A man who won $80m playing the lottery while going through divorce proceedings will be required to give half his winnings to his ex-wife, a court has ruled.
Richard Anthony Zelasko, 50, has been told he must split the money with his estranged wife Mary Elizabeth, 48, after an arbitrator deemed the winnings part of the “marital estate”.
The couple, from Pontiac, Michigan, were married from 2004 until September 2011, at which point Elizabeth filed for divorce, according to court documents.
Two years later, Zelasko won an $80m Mega Millions lottery jackpot, which amounted to $38m after taxes and deductions.
Despite being separated at the time the ticket was purchased, the arbitrator deemed the winnings should be shared jointly because “that was probably not the first lottery ticket that defendant purchased during the marriage, and ‘as losses throughout the marriage were incurred jointly, so should winnings be shared jointly’”.
According to court documents, Elizabeth earned between $100,000 and $120,000 annually while Zelasko earned $36,000 annually during their marriage.
The documents also state Zelasko did not contribute any of the money from his winnings towards care for the couple’s three children prior to being required to do so.

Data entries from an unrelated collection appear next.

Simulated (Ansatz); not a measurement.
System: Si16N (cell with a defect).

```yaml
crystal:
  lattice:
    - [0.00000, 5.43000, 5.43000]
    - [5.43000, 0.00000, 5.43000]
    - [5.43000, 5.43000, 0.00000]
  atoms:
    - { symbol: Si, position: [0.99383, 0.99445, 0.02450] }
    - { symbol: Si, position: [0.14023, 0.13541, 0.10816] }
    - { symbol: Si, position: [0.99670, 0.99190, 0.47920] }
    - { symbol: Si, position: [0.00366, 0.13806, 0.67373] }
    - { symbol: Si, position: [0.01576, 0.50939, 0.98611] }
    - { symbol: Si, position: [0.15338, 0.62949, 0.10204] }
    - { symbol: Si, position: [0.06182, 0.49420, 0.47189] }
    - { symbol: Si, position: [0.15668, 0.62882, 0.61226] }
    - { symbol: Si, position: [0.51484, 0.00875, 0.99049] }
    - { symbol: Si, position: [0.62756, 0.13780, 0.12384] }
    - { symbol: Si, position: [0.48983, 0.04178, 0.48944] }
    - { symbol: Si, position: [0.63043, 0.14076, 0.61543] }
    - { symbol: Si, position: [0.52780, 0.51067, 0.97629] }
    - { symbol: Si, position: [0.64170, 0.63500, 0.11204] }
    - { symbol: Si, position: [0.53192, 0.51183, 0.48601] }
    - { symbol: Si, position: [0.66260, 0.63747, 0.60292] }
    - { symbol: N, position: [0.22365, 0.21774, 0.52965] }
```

In 2013, Elizabeth was awarded $15m of the lottery winnings, and in 2014, child support payments of more than $7,000.
However, after the original arbitrator died in 2014 before issuing the final award, Zelasko attempted to appeal the decision - at which point a substitute arbitrator was appointed and the decision upheld.
The decision of the first arbitrator was again upheld by the Michigan Court of Appeals on 13 June 2019, after Zelasko attempted to appeal the decision a second time.